ARTICLES OF INCORPORATION

OF

WAVERLY HUNDRED HOMEOWNERS ASSOCIATION INC

A NON PROFIT CORPORATION

The undersigned subscribers file these Articles of Incorporation to form a corporation not for profit

under the laws of the State of Florida and certify as follows:

ARTICLE I

NAME

The name of the corporation shall be WAVERLY HUNDRED HOMEOWNERS Association. (the

"Association").

ARTICLE II

DEFINITIONS

As used herein the following words and phrases shall have the definition set forth below:

A. "Association" shall mean and refer to Waverly Hundred Homeowners Association, Inc. its

successors and assigns.

B. "Declarant" shall mean and refer to Ivanhoe and Investments, Inc. its successors and assigns or

any successor or assign to all or substantiality all of its interest in the property.

C. "Declaration" shall mean and refer to the Declaration of Covenants of WAVERLY HUNDRED

and any amendments thereafter made in accordance with the provisions thereof filed in the Public

Records of Broward County Florida.

D. "Definitions of Words", with initial capital letters, which are also defined in the Declarations,

shall have the same meaning herein as used and defined in the Declarations, except as such words

or definitions may be modified in this Article II.

E. "Lot" means any portion of the Property as delineated by the plat described on exhibit "A" and

as described in the Deed from the Developer to the Owner.

F. "Owner" shall mean and refer to the record title owner of the Lot.

G. "Property" means all of the Property Described on attached Exhibit "A".

ARTICLE III

PURPOSES AND POWERS

A. The purposes for which the Association is organized are:

1. To promote the health, safety, and welfare of the owners of Lots in the Property.

2. To provide an entity to perform the duties and obligations as provided for in the Declaration

on behalf of the Members.

B. Except as limited by these Articles of Incorporation and the Bylaws of the Corporation,

the Association shall have all the powers granted by Florida Law and those powers

reasonably necessary to perform all the acts required to be performed by the Association under

the Declaration, including but not limited to the following: '

1. To make and collect assessments against Lot Owners pursuant to the Declarations to defray

the cost and expenses in carrying out the duties to be performed by the Association under the

Declarations.

2. To use the proceeds of assessments in the exercise of its powers and duties.

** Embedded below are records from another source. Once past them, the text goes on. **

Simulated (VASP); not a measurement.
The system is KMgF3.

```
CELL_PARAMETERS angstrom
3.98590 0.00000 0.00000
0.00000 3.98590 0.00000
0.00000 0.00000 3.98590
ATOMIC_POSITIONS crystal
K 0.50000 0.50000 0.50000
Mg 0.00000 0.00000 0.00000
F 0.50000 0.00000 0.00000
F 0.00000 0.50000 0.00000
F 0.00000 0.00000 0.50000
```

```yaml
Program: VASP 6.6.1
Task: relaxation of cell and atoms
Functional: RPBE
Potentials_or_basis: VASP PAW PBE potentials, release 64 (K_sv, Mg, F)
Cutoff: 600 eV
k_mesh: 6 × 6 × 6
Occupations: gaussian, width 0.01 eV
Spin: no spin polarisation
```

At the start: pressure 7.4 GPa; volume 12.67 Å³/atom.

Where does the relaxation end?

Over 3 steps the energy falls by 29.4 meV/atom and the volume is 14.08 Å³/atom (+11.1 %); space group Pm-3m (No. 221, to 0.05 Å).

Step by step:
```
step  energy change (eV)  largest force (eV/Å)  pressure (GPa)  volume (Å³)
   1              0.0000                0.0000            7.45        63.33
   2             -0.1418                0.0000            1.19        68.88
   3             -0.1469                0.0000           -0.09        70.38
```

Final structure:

3. The maintenance, repair, replacement, and making additions to the Common areas and to

the privacy wall in the Wall Easement.

4. The purchase of liability insurance for the protection of the Association and its members,

policies of insurance for directors and officers insuring them against personal liability arising

out of the performance of their duties, and such other insurance as may be deemed necessary

in the opinion of the board of Directors of the Association.

5. To make reasonable rules and regulations with respect to the use and enjoyment of the Property.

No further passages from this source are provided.